The first half of the game belonged to the Stripers’ power and timing. Jim Jarvis put Gwinnett in front with a two-run homer in the third inning, his fourth of the season, and Brewer Hicklen added an opposite-field solo shot in the fifth to keep the pressure on Charlotte. Oliver Dunn answered for the Knights with a homer of his own, but Gwinnett’s biggest blow was still to come.

That came in the sixth, when the Stripers strung together six runs on seven hits and turned a manageable lead into a commanding one. Jarvis and Aaron Schunk delivered RBI singles, José Azocar and Sean Murphy each drove in runs with doubles, and Luke Williams capped the inning with a towering two-run homer. By the end of the frame, Gwinnett had piled up a 9-1 advantage and appeared headed for an easy road win.

Instead, Charlotte kept working. The Knights scored six runs over the final three innings and cut the margin to 10-7, forcing Gwinnett to sweat out the last few outs. That late surge was not enough to overturn the damage from the sixth, but it did put a sharper lens on how the Stripers managed the back end of the game after building such a large lead.

Gwinnett Stripers — Wikimedia Commons
The Suss-Man (Mike) on Flickr via Wikimedia Commons (CC BY 2.0)

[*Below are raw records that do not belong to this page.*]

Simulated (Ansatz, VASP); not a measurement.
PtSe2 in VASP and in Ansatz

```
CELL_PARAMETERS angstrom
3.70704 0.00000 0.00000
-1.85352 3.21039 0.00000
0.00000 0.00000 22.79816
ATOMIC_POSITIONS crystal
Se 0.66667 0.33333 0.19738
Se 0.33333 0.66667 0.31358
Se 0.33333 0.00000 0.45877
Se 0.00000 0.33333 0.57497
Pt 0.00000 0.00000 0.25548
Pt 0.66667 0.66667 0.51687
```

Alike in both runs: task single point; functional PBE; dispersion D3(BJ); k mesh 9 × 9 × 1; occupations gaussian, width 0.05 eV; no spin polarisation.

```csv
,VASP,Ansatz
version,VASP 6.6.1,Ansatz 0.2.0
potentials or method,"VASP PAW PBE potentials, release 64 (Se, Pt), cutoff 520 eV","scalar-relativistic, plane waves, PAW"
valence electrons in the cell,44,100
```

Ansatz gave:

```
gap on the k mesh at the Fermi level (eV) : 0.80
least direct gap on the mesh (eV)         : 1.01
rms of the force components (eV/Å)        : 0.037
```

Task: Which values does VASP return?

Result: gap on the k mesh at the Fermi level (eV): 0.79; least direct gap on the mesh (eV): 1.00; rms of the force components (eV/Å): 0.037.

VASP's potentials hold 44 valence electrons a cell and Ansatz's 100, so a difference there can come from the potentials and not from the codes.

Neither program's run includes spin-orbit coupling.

Javy Guerra helped steady the night with a spot start, striking out three over three scoreless, one-hit innings. His work gave Gwinnett a clean platform, and the offense supplied the rest. Jarvis finished 3-for-5 with a double, home run and three RBI, missing the cycle by a triple and logging his sixth three-hit game of the season. Azocar drove in two runs, Williams added two RBI, and Hicklen extended his on-base streak to 11 games while scoring for the eighth straight contest.

Gwinnett finished with 12 hits, three home runs and a 10-7 win that moved the Stripers to 18-10 and Charlotte to 13-15. The result gave Gwinnett a 1-0 series edge, but the final innings served as a reminder that even a dominant cushion can become a test when the bullpen and game management have to absorb the last punch.